Charles Gittens

Charles LeRoy Gittens (August 31, 1928 – July 27, 2011) was an American United States Secret Service agent. Gittens joined the Secret Service in 1956, becoming the agency's first African American agent.[1][2][3]

Gittens was born in Cambridge, Massachusetts, on August 31, 1928, as one of his family's seven children.[1][2] His father was a contractor who had immigrated to the United States from Barbados.[3] He left his high school before graduation in order to enlist in the United States Army.[1][2] He was promoted to lieutenant in the Army and was stationed in Japan during the Korean War.[2] Gittens earned his GED while serving in the Army.[2] Following the end of the war, Gittens earned a bachelor's degree from present-day North Carolina Central University. He completed the four year academic program in three years, and graduated Magna Cum Laude with a Bachelor of Arts degree in English and Spanish. [1] As a result, he was bilingual.

Gittens taught at a school in North Carolina for one year. He was encouraged to take the civil service exam, which resulted in his recruitment into the United States Secret Service.[2] He began his career at the agency's office in Charlotte, North Carolina.[1] He then became an investigator at the Secret Service's field office in New York City, where he served for ten years.[3] He was assigned to a "special detail" Secret Service unit, which investigated bank fraud and counterfeiting.[1][2] Gittens was then transferred to the Secret Service's field office in Puerto Rico, where he guarded New York Governor Nelson Rockefeller during his 1969 trip to the Caribbean and Latin America.[3]

Gittens was promoted to the head of the Secret Service's field office in Washington, D.C. in 1971.[2][3] He retired from the agency in 1979.[1]

He then joined the United States Department of Justice, where he led investigations of Nazi war criminals who were residing in the United States at the Department's Office of Special Investigations.[1][2]

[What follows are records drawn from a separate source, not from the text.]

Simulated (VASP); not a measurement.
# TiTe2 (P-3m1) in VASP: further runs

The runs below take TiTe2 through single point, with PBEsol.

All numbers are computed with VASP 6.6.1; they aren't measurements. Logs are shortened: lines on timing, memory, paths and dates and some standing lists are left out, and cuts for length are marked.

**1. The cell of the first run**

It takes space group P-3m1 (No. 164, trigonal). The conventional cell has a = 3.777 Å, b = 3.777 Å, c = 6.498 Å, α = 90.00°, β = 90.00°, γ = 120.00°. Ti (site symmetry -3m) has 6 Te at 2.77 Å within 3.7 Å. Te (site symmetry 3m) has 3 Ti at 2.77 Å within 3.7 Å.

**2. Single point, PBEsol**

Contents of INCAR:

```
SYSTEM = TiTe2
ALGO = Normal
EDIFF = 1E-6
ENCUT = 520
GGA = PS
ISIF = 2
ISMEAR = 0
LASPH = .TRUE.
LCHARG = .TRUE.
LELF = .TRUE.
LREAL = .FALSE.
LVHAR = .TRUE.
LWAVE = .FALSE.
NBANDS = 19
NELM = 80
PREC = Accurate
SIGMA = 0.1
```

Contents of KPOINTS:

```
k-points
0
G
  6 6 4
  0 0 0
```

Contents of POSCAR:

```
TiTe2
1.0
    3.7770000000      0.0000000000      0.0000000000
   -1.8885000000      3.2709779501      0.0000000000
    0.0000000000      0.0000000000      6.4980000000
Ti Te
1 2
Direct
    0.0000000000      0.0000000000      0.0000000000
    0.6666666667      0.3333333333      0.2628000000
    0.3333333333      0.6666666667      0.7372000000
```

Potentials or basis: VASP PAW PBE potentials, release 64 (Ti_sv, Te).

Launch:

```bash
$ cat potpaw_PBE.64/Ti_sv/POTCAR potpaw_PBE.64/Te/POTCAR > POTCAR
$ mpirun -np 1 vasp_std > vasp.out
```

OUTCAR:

Charles Gittens died of complications from a heart attack at the Collington Episcopal Life Care Community, an assisted living facility in Mitchellville, Maryland, on July 27, 2011, at the age of 82.[1][2] He had moved to the facility from Fort Washington, Maryland, in 2010.[2] His first wife, Ruthie, with whom he had one daughter, died in 1991.[3] He and his second wife, Maureen, divorced.[3]